High-level Design - Model

Art Harvey, harvey@osf.org
13-Sep-96


This document describes a model for a distributed messaging infrastructure that meets the goals stated in [High Level Goals]. The infrastructure includes services for secure message-based communication with location-independent naming.

One of the goals is to integrate messaging with DCE, consequently, the security, naming and messaging models will be consistent with and extend that of DCE.

Introduction

Providing a means for applications to communicate is a fundamental service of any distributed computing infrastructure. One method, which is analogous to inter-process communication mechanisms typically available within a single system, is message exchange. A message is a unit of data that one application process may send to other application processes. The size, content and significance of a message is determined by the communicating application processes.

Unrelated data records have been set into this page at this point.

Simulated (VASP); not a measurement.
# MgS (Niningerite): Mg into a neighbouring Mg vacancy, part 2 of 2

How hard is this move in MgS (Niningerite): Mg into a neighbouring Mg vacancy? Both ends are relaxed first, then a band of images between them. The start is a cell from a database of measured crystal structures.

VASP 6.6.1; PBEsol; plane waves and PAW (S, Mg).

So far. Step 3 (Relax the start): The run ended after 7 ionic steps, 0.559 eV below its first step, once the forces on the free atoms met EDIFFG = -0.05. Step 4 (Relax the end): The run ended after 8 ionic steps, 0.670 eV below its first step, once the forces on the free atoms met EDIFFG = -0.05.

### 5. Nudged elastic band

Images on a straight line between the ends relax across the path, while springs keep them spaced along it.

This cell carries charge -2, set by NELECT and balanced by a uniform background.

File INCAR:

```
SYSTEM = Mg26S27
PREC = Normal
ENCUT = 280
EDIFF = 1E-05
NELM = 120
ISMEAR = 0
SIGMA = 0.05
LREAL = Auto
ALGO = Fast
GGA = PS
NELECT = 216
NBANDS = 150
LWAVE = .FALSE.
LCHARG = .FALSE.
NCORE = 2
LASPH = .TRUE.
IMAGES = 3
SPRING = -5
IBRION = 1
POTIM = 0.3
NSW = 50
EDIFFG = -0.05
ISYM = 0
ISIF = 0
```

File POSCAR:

Viewed from the highest level, there are three components of interest in the messaging environment: those that use the messaging service; those that the messaging service uses; and the messaging service itself. Each of these will be described in more detail in later sections.

There are primarily two types of message service users: senders and receivers of messages; and administrators. A sender is a process which calls upon the messaging service to communicate a message to other processes. A receiver is a process which calls upon the messaging service to retrieve messages that were sent by other processes. A process may be both a sender and a receiver. An administrator controls the configuration and operation of the messaging service. The services provided by the messaging system to support these usage types are each described separately.

The messaging system itself provides services through two interfaces, one for message communication and related functions, and one for administration. Internally, the system is logically partitioned into the components which support the interfaces local to an individual system, queue managers, and queues. There may be multiple instances of each of these components as described later.

The messaging system makes use of data transmission, marshaling, naming, and security services provided by the underlying computing environment, in this case, DCE.

Message Communication

The messaging service allows senders and receivers to execute concurrently and to send and receive messages asynchronously. Two forms of asynchronous message communication to consider are message queuing and message passing. The focus of this work is to build a message queuing system, therefore, message passing will only be mentioned to illustrate some of the differences between queuing versus passing. To adequately describe these forms of message communication, some of the components of the messaging system must first be described in more detail.

Messaging System Components

For the purpose of defining message passing and queuing, the following components and their properties are relevant.

Communication Interface

All operations necessary for message communication are provided by the messaging system application programming interface (API). There must be an instance of this interface (and associated underpinnings required to support the operations) on the same system as each sender and each receiver.

Queue

A queue is a container for 0 or more messages. The messaging system may have 0 or more (instances of) queues. The location of a queue (system on which a queue physically resides) is independent of the number and location of the communication APIs. The number and location of queues may vary over time.

Queue Manager

A queue manager controls 0 or more queues. This control includes creation and destruction of queues, insertion and removal of messages from a queue, saving messages in a persistent data store to protect against failures, and all other operations on queues. The messaging system may have 0 or more (instances of) queue managers. The location of a queue manager is independent of the number and location of the communication interfaces, however, there must exist at least one communication channel between each interface instance and each queue manager. The number and location of queue managers may vary over time. Each queue is controlled by exactly one queue manager. The physical location of a queue is an implementation detail. Logically, a queue can be thought of as being colocated with its controlling queue manager.

Message Queuing

In message queuing, a sender calls its local messaging interface to store messages in a queue. Similarly, a receiver calls its local messaging interface to retrieve messages from a queue. The messaging system provides the necessary functions to move the messages from the sender to the queue and from the queue to receivers. The sender may enqueue messages at any rate and a receiver may dequeue them at any rate.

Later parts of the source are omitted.